SECTION 4. Notwithstanding any general or special law to the contrary, in each city or town certified by the commissioner of revenue to be assessing all property at full and fair market value, upon acceptance by the local appropriating authority, as hereinafter defined, a taxpayer who shall otherwise qualify for an exemption under clauses Seventeenth, Seventeenth C, Seventeenth D, Twenty-second, Twenty-second A, Twenty-second B, Twenty-second C, Twenty-second D, Twenty-second E, Thirty-seventh, Thirty-seventh A, Forty-first, Forty-first B, Forty-first C, Forty-second or Forty-third of section five of chapter fifty-nine of the General Laws shall be entitled to an additional exemption which shall be uniform for all exemptions and none of which shall exceed one hundred per cent of said exemption for which he qualifies; provided, however, that in no instance shall the taxable valuation of such property, after all applicable exemptions, be reduced below ten per cent of its full and fair cash valuation except through the application of section eight A of chapter fifty-eight or clause Eighteenth of section five of chapter fifty-nine of the General Laws; and provided, further, that the additional exemption shall not result in any taxpayer paying less than the taxes paid in the preceding fiscal year except through the application of section eight A of chapter fifty-eight or clause Eighteenth of section five of chapter fifty-nine of the General Laws. For the purposes of this section, the term "local appropriating authority" shall mean the board of selectmen in a town; the mayor, with the approval of the city council, in a city; and the town council in a municipality having such form of government. The local appropriating authority may elect to apply the provisions of this section in any fiscal year commencing on or after July first, nineteen hundred and eighty-five. The state treasurer shall annually reimburse a city or town which accepts this section only for the amount which otherwise would have been reimbursed under the respective clause had this section not been accepted by said city or town.

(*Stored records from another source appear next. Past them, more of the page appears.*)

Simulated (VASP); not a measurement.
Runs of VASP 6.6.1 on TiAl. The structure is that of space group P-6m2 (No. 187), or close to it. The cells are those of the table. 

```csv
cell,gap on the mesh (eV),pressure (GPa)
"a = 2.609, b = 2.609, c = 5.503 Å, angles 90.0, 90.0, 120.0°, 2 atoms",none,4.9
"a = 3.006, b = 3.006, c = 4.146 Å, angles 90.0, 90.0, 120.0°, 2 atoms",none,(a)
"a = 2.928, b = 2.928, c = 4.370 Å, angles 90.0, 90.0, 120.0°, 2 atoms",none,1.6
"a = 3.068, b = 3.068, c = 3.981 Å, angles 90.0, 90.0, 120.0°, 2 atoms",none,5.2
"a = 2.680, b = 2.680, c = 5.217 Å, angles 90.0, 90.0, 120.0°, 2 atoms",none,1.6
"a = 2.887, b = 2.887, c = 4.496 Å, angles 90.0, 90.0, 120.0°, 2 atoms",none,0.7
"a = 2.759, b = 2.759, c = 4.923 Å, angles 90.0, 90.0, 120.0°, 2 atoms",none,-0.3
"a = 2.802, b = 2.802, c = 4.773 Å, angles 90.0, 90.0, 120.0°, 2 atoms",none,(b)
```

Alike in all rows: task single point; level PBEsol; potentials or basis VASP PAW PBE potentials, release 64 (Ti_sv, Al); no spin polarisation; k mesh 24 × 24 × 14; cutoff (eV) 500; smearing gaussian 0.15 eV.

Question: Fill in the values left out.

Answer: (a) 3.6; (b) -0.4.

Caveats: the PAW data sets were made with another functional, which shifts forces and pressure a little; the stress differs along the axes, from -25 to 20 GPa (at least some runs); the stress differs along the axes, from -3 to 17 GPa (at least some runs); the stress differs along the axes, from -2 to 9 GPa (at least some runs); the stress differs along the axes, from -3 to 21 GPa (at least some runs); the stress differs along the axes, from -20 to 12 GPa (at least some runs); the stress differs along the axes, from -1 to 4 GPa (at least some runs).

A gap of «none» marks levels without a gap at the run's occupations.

SECTION 5. Notwithstanding any general or special law to the contrary, in any city or town which properly accepts the provisions of sections one, three, or four of this act, no city or town tax rate for fiscal year nineteen hundred and eighty-six or thereafter which has not been approved by the commissioner of revenue pursuant to section twenty-three of chapter fifty-nine of the General Laws prior to the effective date of this act shall be so approved unless said commissioner certifies that sufficient sums have been provided by the city or town to cover the costs of the locally accepted provisions. The requirements of this paragraph shall apply to all cities and towns for fiscal years beginning on or after July first, nineteen hundred and eighty-five.

Notwithstanding any general or special law to the contrary, any city or town which has properly accepted the provisions of sections one, three, or four of this act shall allow taxpayers, in the year of such acceptance, an additional forty-five days from the date of such acceptance to file applications for exemption thereunder; provided, however, that if any other general or special law would allow a later date for submission of said applications, that later date shall apply. The commissioner of revenue shall promulgate any necessary rules or regulations to ensure that all other time requirements of any general or special law inconsistent herewith conforms with the provisions of this section.

SECTION 6. The provisions of this act shall take effect upon its passage and shall apply to all fiscal years beginning on or after July first, nineteen hundred and eighty-five.

Approved June 9, 1986.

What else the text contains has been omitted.